Now I’m not writing this just for Bob, who absolutely hates political correctness. He has since the term first appeared. I have to admit that what first attracted me to him was his iconoclastic nature, so even when I’m disagreeing with him about something, I understand his position, for the most part. So when I read this essay in The Spectator by Nick Cohen, I immediately forwarded it on to him. Can we really change the world simply by changing the words we use? I grew up when “mental retardation” was considered a birth defect, and calling someone “retarded” wasn’t cursing, it was just a fact. These children were not mainstreamed and so we knew very little about them. Then later we used words like “intellectual disability.”
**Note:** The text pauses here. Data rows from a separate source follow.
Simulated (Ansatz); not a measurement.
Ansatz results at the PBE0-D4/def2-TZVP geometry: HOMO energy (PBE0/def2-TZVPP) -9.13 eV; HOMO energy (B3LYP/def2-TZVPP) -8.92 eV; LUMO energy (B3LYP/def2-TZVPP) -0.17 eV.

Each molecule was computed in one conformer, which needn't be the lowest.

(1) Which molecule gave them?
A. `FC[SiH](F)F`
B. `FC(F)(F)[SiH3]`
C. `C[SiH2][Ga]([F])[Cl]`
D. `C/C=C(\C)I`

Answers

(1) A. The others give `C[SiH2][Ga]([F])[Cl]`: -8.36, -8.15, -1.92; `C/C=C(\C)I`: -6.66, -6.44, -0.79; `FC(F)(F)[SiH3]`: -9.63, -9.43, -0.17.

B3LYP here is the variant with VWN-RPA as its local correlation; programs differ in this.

Worry about whether you, or more pertinently anyone you wish to boss about, should say ‘person with special needs’ instead of ‘disabled’ or ‘challenged’ instead of ‘mentally handicapped’ and you will enjoy a righteous glow. You will not do anything, however, to provide health care and support to the mentally and physically handicapped, the old or the sick. Indeed, your insistence that you can change the world by changing language, and deal with racism or homophobia merely by not offending the feelings of interest groups, is likely to allow real racism and homophobia to flourish unchallenged, and the sick and disadvantaged to continue to suffer from polite neglect. An obsession with politeness for its own sake drives the modern woman, who deplores the working class habit of using ‘luv’ or ‘duck’, but ignores the oppression of women from ethnic minorities. A Victorian concern for form rather than substance motivates the modern man, who blushes if he says ‘coloured’ instead of ‘African-American’ but never gives a second’s thought to the hundreds of thousands of blacks needlessly incarcerated in the US prison system. http://blogs.spectator.co.uk/nick-cohen/2014/04/you-sexistracistliberalelitist-bastard-how-dare-you/

Cohen believes the right and the left are equally responsible for pitting one group against another, and fighting pretend wars so that all that exists really is the argument. Think about that video of Obama saying something about the middle of the country, or was it PA, “…clinging to their religion and their guns.” Think about that leaked video of Romney at that $50,000 a plate dinner where he said it wasn’t his job to win the 47 percent of voters who were committed to President Obama, because they are “dependent on government” (and he will) “never convince them they should take personal responsibility and care for their lives.” That pretty much deep-sixed his campaign. And I think it’s true. The media is always making it about us and them, except every now and then when a clear voice cuts through the rubble.

“As the late and much-missed Robert Hughes said, ‘We want to create a sort of linguistic Lourdes, where evil and misfortune are dispelled by a dip in the waters of euphemism’.”

Words of course can hurt, and they can heal. We returned last night from Great Grandmother Ada’s Passover Seder. We read through a whole book of words in English and Hebrew before a dinner filled with symbolism and meaning. It’s meant to recall our journey from slavery to freedom, to cement our Jewish identity, and it happened right after some KKK nut job in Kansas yelled “Heil Hitler” after killing three people. He will be charged with a “hate crime.” But Jewish people everywhere know it was so much more than hate. We remembered the six million in our reading of the Haggadah. Until we can break down the mental barriers that divide us, by race or sex or religion – and not just with words but with real legislation and dialogue devoid of political semantics – what should we expect of our politicians.